I have been married now for six months. My husband and I dated for about 3 years before we got married. I always used to look at those women who nagged at or berated their husbands and thought, “I will never be like that.” I thought the bitter wife scriptures and being submissive to your husband scriptures would not be an issue for me. Despite my 30 years of singleness and years of dating before marriage, I am those women I used to pity. I am having a truly hard time being kind, sweet, and submissive to my absolutely wonderful husband. I hope I’m not alone in this.
“[her] mouth speaks from the overflow of [her] heart” (Luke 6:45)

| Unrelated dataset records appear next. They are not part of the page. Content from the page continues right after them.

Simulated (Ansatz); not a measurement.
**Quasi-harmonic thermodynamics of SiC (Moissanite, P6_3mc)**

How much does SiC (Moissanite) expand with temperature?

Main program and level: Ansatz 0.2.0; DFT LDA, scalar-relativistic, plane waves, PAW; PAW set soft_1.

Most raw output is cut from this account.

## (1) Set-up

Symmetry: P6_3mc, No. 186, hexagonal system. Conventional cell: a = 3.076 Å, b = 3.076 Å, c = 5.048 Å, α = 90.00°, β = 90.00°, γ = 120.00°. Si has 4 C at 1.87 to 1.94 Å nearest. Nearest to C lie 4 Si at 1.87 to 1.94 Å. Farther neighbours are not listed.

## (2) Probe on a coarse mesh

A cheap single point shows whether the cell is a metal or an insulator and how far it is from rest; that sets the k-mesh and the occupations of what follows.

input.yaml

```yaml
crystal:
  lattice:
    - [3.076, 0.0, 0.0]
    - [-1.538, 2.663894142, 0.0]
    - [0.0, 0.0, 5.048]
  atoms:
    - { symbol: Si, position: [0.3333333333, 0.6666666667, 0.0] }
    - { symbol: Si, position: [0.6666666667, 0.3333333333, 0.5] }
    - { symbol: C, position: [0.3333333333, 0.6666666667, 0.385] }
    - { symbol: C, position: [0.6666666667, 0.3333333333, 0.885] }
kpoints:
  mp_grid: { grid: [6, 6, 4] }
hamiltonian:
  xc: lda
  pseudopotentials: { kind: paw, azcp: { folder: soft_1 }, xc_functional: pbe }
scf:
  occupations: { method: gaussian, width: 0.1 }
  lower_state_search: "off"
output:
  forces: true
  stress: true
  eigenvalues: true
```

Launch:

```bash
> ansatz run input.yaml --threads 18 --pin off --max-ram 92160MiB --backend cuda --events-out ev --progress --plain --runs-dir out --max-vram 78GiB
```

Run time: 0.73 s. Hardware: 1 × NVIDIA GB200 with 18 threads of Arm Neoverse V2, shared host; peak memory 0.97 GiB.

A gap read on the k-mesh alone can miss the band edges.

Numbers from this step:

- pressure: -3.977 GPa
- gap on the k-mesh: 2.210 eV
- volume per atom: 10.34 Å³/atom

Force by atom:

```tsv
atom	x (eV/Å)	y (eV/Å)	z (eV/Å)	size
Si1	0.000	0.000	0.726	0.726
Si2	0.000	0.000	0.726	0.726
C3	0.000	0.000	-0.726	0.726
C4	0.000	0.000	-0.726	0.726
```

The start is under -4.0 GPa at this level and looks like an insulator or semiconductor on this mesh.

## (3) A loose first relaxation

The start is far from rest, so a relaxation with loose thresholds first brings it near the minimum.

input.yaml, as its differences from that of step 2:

Judging from my criticism towards my husband and my near constant state of unrest, I have seen much darker parts of my heart than I like to see. My heart is restless and judgmental of myself and constantly striving towards perfection. It makes so much sense that I would put that onto my husband and constantly expect him to do more without really understanding why. I have never seen so many of my faults in one day. I have never seen this completely ugly and impatient side of my heart so much before. I focus so easily on the negative. This happens in my perspective on marriage, on myself, and in the people around me. I get overwhelmed so easily with stress from work and thoughts about ways that I feel I am falling short.
Even if you don’t have a husband, we still tend to be so critical towards others as women. I believe this is because we are so critical of ourselves. I think it comes out more in marriage because we are constantly around one person that the world tells us is supposed to make us feel loved and worthy. I think God knows that we struggle with rest as women. Of course He knows, He made us! The word peace in different forms is mentioned over 400 times in the Bible, but the word fear is mentioned about 100 times more than the word peace. How did the serpent entice Eve in the garden? By playing on her fear that she wasn’t measuring up, that she could be greater.
How do we achieve peace? I’ve asked many times for God to make me peaceful and to give me peace, but I think God’s plan for us having peace calls us so much higher than just sitting back and “feeling” better momentarily.
In Matthew 5:9, Jesus said, “God blesses those who work for peace, for they will be called the children of God.” Psalm 34:14 says, “Search for peace, and work to maintain it.” When I first read these scriptures, I thought that this was opposite of being still (Psalm 46:10), but I believe that in order to seek peace, we must be still.
When I am allowing my thoughts and heart to be restless and seeing all the negative around me, my eyes are not on God and my heart doesn’t remind myself of His power and the way He makes all things work together for the good (Romans 8:28). When I am searching for peace in every moment of my day, my eyes must be turned towards God, because He is our peace and our comfort and our grace for those moments we feel totally undeserving. Striving for peace and wondering why we don’t have it just means that our eyes are inward and looking at our own faults.
Let us search for peace in those moments of our lives that seem devoid of peace: those moments right after I get snippy with my husband or have an unkind thought. Those are the moments that we must still our souls and seek peace, because in that action, we are seeking God and who He created us to be. Do not allow Satan or those old negative thoughts to cause doubt in the incredible person God created when He made you. There may be a lot of unrest in your heart, as there is in mine, but God is in there too. Seek Him.